Exhausts: The standard pipes give good power but are heavy and restrict revving to under 10,000, chopping the end baffle down to the cap is supposed to add a horsepower or two at the top end. Some tuners cut open the pipes and remove the internal baffles which is supposed to boost power more.

Expansion pipes: Most run Jolly Motos or Gibson pipes which give a boost in top end power by allowing the bikes to rev higher, Jolly Motos are sometimes available from YPM members or Stan Stephens, the Gibsons from Gibson themselves.

Others: I run pipes by Martin77  designed for a TDR, still in development but they work well along similar lines to the standards but weigh far less. Swarbricks used to be the norm a few years ago but they make the bike rev far higher than I would want to go and the resulting midrange hole is difficult to ride round. Nikkons: A couple of people have used them, but ground clearance seems to be an issue as they are quite fat, unavailable new now but they do turn up second hand. I actually use Nikkon end cans which are truly beautiful!

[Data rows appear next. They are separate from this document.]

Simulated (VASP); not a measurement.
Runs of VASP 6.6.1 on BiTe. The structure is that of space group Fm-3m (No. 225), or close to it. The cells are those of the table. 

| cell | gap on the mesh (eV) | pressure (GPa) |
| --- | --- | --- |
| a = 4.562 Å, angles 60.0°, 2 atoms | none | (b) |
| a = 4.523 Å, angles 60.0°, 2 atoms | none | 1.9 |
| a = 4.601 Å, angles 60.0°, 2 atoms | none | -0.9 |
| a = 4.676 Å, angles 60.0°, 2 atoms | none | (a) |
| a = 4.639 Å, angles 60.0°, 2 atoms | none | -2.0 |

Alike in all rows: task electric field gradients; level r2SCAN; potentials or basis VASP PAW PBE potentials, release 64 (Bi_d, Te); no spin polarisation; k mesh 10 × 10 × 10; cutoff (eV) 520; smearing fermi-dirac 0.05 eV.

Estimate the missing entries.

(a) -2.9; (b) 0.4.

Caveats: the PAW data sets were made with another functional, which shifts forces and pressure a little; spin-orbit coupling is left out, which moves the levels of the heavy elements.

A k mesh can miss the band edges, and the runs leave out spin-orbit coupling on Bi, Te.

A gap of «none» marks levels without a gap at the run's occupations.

Gearing: I ran 14/42 for most of the season, 14/41 at Snetterton and I will probably run 14/43 at Lydden. Another topic for an argument, but unless you are a front runner I'm not convinced messing around with it makes an awful lot of difference. 14/41 is Standard gearing by the way. Some run a 15 front sprocket with the appropriate rear to equalise the gearing, 520 race chain from the likes of Izumi etc. is the way to go, and with that gearing selection you can hard link it and not loose the spring clip. If you want to run a clip then lockwire it round the middle.

Wheels and tyres:
Rear: Dunlop GPr70, available through the YPM club to fit on a 3.5 rim from a later TZR2502xt, FZR250, TZR125RR. Nothing else.
Front: Standard 2.15 rim with a Road Legal tyre of your choice. Bridgestone 090 in 110/70 is the choice of most of the field, but Dunlop qualifier and Alpha 10 have been used by some.

Lockwiring: Drill and lockwire both sump plugs and the gearbox filler cap. This is mandatory. I also run a length of wire to catch the radiator cap if it falls off. It's a good idea to drill and lockwire the front calliper bolts as well!

Spares: Yes you will need them! Stickyouty bits fair worse in a crash, so complete footrests, levers and possibly bars are a good idea. Fairings can normally be bodged to get the bike out again, but a large selection of cable ties, a fibreglass repair kit, pop riveter and suitable alloy sheet are probably a good idea. Cdi and powervalve controller, stator and flywheel, servo motor and if possible a spare engine! We also take a spare rad, front brake setup, clutch cover, forks and petrol tank (God knows why but I'm frightened to leave it behind now just in case). If you've got it , take it, the day you leave it behind is the day you will need it!

The YPM class is superb in respects of how much help and advice competitors give each other, if in doubt ask a few people your questions. I've seen Pat Herron weld a set of pipes up in a tent in France and a queue ten deep at Snetterton waiting for Gaz Buttons skill with a blow lamp!

Whatever you do go out, have fun and bring beer!